By Chantelle Gladwin-Wood, Partner and Maike Gohl, Partner
This article examines the legal rights of property owners and occupiers in dealing with so-called “illegal buildings” (which are buildings that are built contrary to the approved plans on file at the municipality, or buildings that are built in contravention of any zoning, town planning, title deed condition or restrictive covenant).
This issue is regulated by the National Building Regulations and Building Standard Act (“NBS”), the Promotion of Administration of Justice Act (“PAJA”), any By-Laws that a municipality may have promulgated in relation thereto, the Spatial Planning and Land Use Act (“SPLUA”), the relevant Town Planning Schemes, the Constitution and lastly also the common law.
Caveat: As this is an area of law in which building and town planning law intersect with neighbour law, property law, contract law, and constitutional and even administrative law, it can be relatively tricky to understand what remedies are available to an affected person in any particular situation. When in doubt, always consult a property professional.
Responsibility for Enforcement
In terms of the NBS, it is the responsibility of the local authority (i.e. the municipality) to enforce compliance with the relevant building laws. This essentially means that where you are faced with a situation where you would like to prevent the continued construction of an illegal building, or you would like to go even further and obtain demolition of that illegal building, you would normally first approach the building department at the applicable municipality for assistance. It is the duty of this department to enforce the relevant laws and ensure that the illegal building is dealt with in terms of the applicable laws.
Can Neighbours/Communities/Rates Payers Associations Enforce Building Laws?

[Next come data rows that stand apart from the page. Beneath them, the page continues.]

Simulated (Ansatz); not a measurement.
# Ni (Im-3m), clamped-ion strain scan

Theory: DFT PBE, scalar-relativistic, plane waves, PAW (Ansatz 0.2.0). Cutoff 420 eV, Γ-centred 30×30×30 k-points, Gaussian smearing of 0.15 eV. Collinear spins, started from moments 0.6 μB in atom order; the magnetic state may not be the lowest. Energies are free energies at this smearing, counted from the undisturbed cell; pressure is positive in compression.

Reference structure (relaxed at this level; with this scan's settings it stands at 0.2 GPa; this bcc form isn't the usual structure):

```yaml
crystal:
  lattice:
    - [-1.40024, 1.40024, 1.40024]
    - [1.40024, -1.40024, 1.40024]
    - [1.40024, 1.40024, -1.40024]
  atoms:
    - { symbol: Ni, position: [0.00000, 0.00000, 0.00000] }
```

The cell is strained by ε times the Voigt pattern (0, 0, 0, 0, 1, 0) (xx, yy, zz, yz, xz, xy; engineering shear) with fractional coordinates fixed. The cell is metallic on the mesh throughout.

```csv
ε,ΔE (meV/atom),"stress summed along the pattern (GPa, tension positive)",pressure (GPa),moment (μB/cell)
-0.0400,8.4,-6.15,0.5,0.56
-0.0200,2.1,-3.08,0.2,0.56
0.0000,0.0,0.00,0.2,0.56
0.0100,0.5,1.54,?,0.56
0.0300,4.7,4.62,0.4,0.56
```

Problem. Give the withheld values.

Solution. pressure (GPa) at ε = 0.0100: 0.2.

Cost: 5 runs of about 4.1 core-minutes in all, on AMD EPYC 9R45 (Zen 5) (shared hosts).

To the extent that the municipality fails or refuses to take action, or is simply not taking adequate action, or is too slow in taking that action, or that action has proven ineffective, it is legally possible for owners to approach a court for an order enforcing compliance with the laws themselves, although the legal basis for that kind of application might not be in terms of the NBS and might be located in other laws.
Type of Court Order Applied For
Regardless of whether the local authority or another interested party, such as a neighbour or community, approaches the court, the type of order normally sought to deal with an illegal building would be either a prohibitory interdict preventing the offending builder from continuing to build illegally, or a mandatory interdict requiring the demolition of the illegal building or illegal portion thereof.
Will a Court really grant us a Demolition Order?
It has been assumed for many years that courts are reluctant to grant demolition orders on the basis that it will cause severe financial harm to the owner of the property being demolished. Van der Walt, however, argues that from an analysis of the relevant case law, it appears that this is not true, and that more often than not when a proper case is made out for a demolition order of illegal buildings, the court will grant these types of orders.
Sometimes people think that if they rush to complete the illegal building, a court won’t be able to do anything about it – for example, they won’t be able to make an order that the illegal building stop, because the building is already complete. This thinking is flawed. The idea that a court will not grant a demolition order of an illegal building that has already been completed has not found favour in our law; and in fact, was expressly struck down by our courts. A court can and will order demolition where a proper case for same has been made out, and the fact that the illegal building is complete has no bearing at all on this. There is thus good reason to believe that when you are seeking a demolition order, provided that you are legally entitled to same, you should be able to obtain it from the courts.
What if I am Unhappy with the Approved Building Plans?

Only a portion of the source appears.